While most of the corporate CEOs who are facilitating this outsourcing of national wealth are indifferent to what is happening, there are a few old-fashioned, true capitalists who are not. One of those is Texas entrepreneur Rob Wendt. He is a man on a mission: He’s fighting to rebuild the American steel industry with American workers in America.
His is a lofty goal, to say the least. Once at the heart of the U.S. economy, the steel business now stands with the automobile industry as a stark symbol of American decline. Our nation led the world in steel production for decades — it was used to build the cars and appliances that fueled domestic job creation and economic growth over much of the 20th century — but U.S. producers have been in freefall since the recession of the 1970s.
At one time its biggest exporter, America is today the world’s number-one steel importer. We have been outrun by China, Europe, and Japan — and now India is hot on our heels.
Wendt wants to reverse that trend. To do so, he is using what the industry has lacked for nearly 100 years: truly disruptive technology. His startup, Origami Steel, has developed a patent-pending process that could radically change the ways in which steel is both made and sold. Fully funded, the company’s technology has the potential to turn the international steel business on its head, much as hydraulic fracturing (better known as “fracking”) has done with oil and gas.
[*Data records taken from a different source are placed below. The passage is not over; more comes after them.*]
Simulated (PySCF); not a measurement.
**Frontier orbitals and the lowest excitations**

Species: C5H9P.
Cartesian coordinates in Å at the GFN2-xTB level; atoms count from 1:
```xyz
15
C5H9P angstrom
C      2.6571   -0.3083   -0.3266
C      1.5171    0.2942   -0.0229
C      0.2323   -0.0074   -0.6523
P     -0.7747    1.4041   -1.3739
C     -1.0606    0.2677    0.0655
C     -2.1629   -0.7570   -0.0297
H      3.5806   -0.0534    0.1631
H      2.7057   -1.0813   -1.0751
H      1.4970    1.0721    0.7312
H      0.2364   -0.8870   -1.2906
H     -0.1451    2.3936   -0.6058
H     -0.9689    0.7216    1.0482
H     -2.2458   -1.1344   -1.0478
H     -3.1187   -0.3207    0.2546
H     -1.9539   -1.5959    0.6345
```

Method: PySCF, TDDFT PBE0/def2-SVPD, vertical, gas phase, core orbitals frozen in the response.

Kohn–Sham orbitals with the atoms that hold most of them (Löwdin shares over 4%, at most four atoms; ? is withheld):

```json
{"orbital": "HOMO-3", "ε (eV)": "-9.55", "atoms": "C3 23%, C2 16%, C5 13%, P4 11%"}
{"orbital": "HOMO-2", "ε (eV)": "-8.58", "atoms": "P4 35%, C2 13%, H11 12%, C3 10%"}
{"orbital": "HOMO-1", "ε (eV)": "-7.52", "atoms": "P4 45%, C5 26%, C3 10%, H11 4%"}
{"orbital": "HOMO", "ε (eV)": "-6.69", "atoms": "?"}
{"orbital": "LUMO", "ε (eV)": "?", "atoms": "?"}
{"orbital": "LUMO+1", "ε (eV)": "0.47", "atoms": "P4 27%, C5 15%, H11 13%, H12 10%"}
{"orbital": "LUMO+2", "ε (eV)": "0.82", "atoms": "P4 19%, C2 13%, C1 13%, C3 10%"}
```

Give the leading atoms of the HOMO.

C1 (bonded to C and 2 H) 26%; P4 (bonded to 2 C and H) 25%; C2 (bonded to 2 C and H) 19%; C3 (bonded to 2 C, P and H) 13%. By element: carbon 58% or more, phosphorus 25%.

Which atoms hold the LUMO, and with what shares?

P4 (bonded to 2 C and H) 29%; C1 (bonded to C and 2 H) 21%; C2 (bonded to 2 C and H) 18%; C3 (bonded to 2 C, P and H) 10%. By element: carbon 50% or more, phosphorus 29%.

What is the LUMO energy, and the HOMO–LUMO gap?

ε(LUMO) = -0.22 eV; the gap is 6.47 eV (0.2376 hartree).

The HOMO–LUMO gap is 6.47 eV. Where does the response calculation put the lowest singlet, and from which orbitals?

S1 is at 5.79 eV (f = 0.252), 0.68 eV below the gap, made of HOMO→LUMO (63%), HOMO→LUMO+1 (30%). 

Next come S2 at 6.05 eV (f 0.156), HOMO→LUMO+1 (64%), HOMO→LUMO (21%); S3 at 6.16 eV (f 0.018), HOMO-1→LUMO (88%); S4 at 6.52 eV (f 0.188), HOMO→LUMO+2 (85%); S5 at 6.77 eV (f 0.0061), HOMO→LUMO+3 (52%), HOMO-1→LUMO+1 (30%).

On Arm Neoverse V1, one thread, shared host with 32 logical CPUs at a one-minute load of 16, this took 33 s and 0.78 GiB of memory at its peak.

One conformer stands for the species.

Before founding Origami Steel, Wendt ran a company specializing in steel components used mainly in port construction and heavy-duty earth-retention jobs. Its products were crucial to upgrades made to the New Orleans waterfront in the wake of Hurricane Katrina, to the stabilization of the World Trade Center site after the 9/11 attacks, and in other big construction projects around the world.
In his years on the job, Wendt witnessed the effects of unfettered globalization firsthand. Overseas steel companies won large contracts by bribing government officials, cut costs by using cheaper materials than those specified by builders, and further consolidated their already daunting market share.